April 10, 2021 3:13:19 am

(Written by Sourav Roy Barman and Pratim Ghoshal)
The cotton kurta-clad cultured “bhadralok” squirms at the very thought of his daughter marrying an “Arora”. Bengali culture, literature and music have no match, he proclaims. The family stays in a tastefully done-up house, complete with a rich collection of books and precious works of art adorning the walls. This vignette from the 2012 Bollywood hit Vicky Donor reproduces the popular imagination of the elite, bhadralok household which has come to (mis)represent Bengal’s social-cultural life in popular culture.
With the ongoing assembly elections taking place, this stereotypical image has been rehashed and reinstated in a range of analyses on the ongoing election. Several analysts and political commentators attribute the BJP’s rise in Bengal as a subaltern revolt of the rural-agrarian masses against the urban-centric socio-cultural elites, the bhadraloks. The BJP’s successes in the 2019 Lok Sabha elections and its emergence as the principal challenger in West Bengal is seen as proof of the success of “subaltern Hindutva”.
However, hastily employing this narrative to read Bengal’s contemporary political situation ends up generating a context-blind and ahistorical picture. In doing so, it crucially ignores the role that elites, albeit of a different kind, have played in the BJP’s power-grabs in the east. A more historically-informed reading of contemporary political developments in West Bengal and Tripura underlines this point.
The twilight years of the Left government in Bengal witnessed the growing hold of a stratum of entrenched local elites. Perceptive studies on West Bengal’s politics, such as Dwaipayan Bhattacharyya’s Government as Practice (2016), have captured how this growing stratum of self-serving political-economic elites gradually took over the Left’s machinery. With the Left Front government committing serious political and ideological mistakes in its final years, the party machinery imploded, jolted by the Singur and Nandigram agitations. In this changing political context, while some were sidelined, many of these self-serving elites joined the TMC.
Mamata Banerjee’s spectacular victory in 2011 brought great expectation of change. Her populist politics and overarching persona paid rich electoral dividends in subsequent elections. However, underneath Banerjee’s popularity remained the TMC’s dogged control over political life through a network of local elites and strongmen. Acting as key nodes, these actors dominated the party-society and marginalised the opposition space, all the while enhancing their own political and economic fortunes. Figures like Arjun Singh, Suvendu Adhikari and Arabul Islam typified this stratum of political elites. The TMC’s decade-long reign meant that these actors consolidated an iron-like grip over political life while simmering anger built up over the years with scams, petty corruption and “syndicates” becoming an everyday part of people’s lives.

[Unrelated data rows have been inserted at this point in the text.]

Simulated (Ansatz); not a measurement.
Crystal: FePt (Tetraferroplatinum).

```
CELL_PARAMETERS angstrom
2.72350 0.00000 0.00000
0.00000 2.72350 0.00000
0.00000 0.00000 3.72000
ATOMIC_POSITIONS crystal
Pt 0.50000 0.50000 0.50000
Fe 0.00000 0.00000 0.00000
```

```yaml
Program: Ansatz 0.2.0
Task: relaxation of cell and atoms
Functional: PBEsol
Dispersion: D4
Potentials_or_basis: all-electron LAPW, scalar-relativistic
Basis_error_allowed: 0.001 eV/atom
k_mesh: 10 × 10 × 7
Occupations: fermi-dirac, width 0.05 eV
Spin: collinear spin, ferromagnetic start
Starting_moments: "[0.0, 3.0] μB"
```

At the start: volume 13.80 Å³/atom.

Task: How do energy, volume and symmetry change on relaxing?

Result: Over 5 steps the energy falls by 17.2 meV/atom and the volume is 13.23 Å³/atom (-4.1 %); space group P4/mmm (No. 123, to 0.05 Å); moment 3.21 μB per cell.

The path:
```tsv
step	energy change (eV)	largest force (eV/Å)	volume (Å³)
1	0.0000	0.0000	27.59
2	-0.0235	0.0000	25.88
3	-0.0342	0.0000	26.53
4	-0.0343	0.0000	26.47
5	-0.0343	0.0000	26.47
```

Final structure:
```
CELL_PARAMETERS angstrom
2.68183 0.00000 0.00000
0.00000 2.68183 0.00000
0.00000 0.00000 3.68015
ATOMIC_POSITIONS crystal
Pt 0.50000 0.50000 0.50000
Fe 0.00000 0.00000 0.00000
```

Today, the defections of some of these actors from the TMC to the BJP only confirms their continued importance. The BJP’s resource-heavy campaign, its channelising of a strong anti-incumbency feeling amongst the electorate and its attempts at religious polarisation have made it a serious contender for power in West Bengal. However, one cannot ignore the fact that in the run-up to these elections, the BJP has gone out of its way to woo the kind of political-economic elites that festered in the party system over the last decade. This pattern of defections must be seen as central to the BJP’s plan, with as many as 100 of its 283 candidates being turncoats. Facing a serious organisational deficit, the BJP has ended up relying on the very elites against whom popular anger has been palpable. Underplaying this point under the garb of subaltern support for the BJP is where analysts have gone wrong. More importantly, while these defections have grabbed headlines and created the impression that the BJP is on its way to victory, this could well create challenges for the party in Bengal, whether in the ongoing elections or thereafter, as experiences from Tripura would testify.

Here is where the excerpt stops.